Skip to content

WARC kb Messages

nvanderperren edited this page May 8, 2020 · 6 revisions

WARC-KB-1

Message

Variable message

Details

Unexpected error while parsing file.

Impact

The module was unable to complete file characterization or validation.

Remediation

Please report the issue and circumstances to the project for investigation.

WARC-KB-2

Message

Invalid block digest algorithm: ...

Details

The WARC-Block-Digest is an optional parameter indicating the algorithm name and calculated value of a digest applied to the full block of the record. This error message indicates that the algorithm is not valid. It's also possible that the algorithm is valid, but not supported by the java.io.security.MessageDigest class, that is used to validate. Supported algorithms are: MD2, MD5, SHA-1, SHA-224, SHA-256, SHA-384, SHA-512, SHA-512/224, SHA-512/256. Most web crawlers use SHA-1. The WARC standard recommends no particular algorithm.

Impact

Needs review.

This seems to have little impact, since it's an optional parameter and no particular algorithm is required.

Remediation

You can open a WARC file with a text editor and make some changes in the file.
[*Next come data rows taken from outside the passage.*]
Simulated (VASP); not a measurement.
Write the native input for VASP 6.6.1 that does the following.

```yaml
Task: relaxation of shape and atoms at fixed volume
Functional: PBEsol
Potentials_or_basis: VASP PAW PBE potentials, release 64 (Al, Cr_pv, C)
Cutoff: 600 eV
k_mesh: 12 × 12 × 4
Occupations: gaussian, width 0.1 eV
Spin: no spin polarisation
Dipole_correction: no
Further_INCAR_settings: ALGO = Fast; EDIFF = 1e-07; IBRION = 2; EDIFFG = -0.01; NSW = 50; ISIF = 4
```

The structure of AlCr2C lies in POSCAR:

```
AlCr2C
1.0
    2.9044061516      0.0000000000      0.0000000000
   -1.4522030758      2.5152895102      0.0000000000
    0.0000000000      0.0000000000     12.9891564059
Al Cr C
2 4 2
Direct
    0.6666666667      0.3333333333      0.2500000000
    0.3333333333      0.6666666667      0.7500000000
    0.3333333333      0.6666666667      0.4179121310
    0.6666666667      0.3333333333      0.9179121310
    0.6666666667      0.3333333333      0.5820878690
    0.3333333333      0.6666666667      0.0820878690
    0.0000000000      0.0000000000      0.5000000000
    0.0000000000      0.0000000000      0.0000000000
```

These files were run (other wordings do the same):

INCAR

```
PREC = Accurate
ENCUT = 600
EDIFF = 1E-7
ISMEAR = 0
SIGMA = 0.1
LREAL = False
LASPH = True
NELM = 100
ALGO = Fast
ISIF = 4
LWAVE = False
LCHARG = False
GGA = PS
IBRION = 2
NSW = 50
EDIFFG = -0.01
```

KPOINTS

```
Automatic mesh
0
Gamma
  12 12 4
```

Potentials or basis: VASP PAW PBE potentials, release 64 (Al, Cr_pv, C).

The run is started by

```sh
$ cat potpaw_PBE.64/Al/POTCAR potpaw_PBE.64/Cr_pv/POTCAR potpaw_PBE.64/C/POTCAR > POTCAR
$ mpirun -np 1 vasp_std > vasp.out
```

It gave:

An example of a header of a WARC record containing a WARC-Block-Digest:

WARC/1.0
WARC-Type: response
WARC-Target-URI: http://www.archive.org/images/logoc.jpg
WARC-Warcinfo-ID: <urn:uuid:d7ae5c10-e6b3-4d27-967d-34780c58ba39>
WARC-Date: 2006-09-19T17:20:24Z
WARC-Block-Digest: sha1:UZY6ND6CCHXETFVJD2MSS7ZENMWF7KQ2
WARC-Payload-Digest: sha1:CCHXETFVJD2MUZY6ND6SS7ZENMWF7KQ2
WARC-IP-Address: 207.241.233.58
WARC-Record-ID: <urn:uuid:92283950-ef2f-4d72-b224-f54c6ec90bb0>
Content-Type: application/http;msgtype=response
WARC-Identified-Payload-Type: image/jpeg
Content-Length: 1902

When possible, The best option is to create a new WARC file of the website or webpage with a crawler that uses a supported digest algorithm (most crawlers use SHA-1). Another solution would be to remove the WARC-Block-Digest parameter that's causing the problem. This is probably be the easiest solution. A more complex solution is to recalculate the checksum for the full block of the record that's causing the problem with a supported algorithm.

References

WARC-KB-3

Message

Invalid payload digest algorithm: ...

Details

The WARC-Block-Digest is an optional parameter indicating the algorithm name and calculated value of a digest applied to the payload referred to or contained by the record - which is not necessarily equivalent to the record block. This error message indicates that the algorithm is not valid. It's also possible that the algorithm is valid, but not supported by the java.io.security.MessageDigest class, that is used to validate. Supported algorithms are: MD2, MD5, SHA-1, SHA-224, SHA-256, SHA-384, SHA-512, SHA-512/224, SHA-512/256. Most web crawlers use SHA-1. The WARC standard recommends no particular algorithm.

Impact

Needs review.

This seems to have little impact, since it's an optional parameter and no particular algorithm is required.

Remediation

You can open a WARC file with a text editor and make some changes in the file.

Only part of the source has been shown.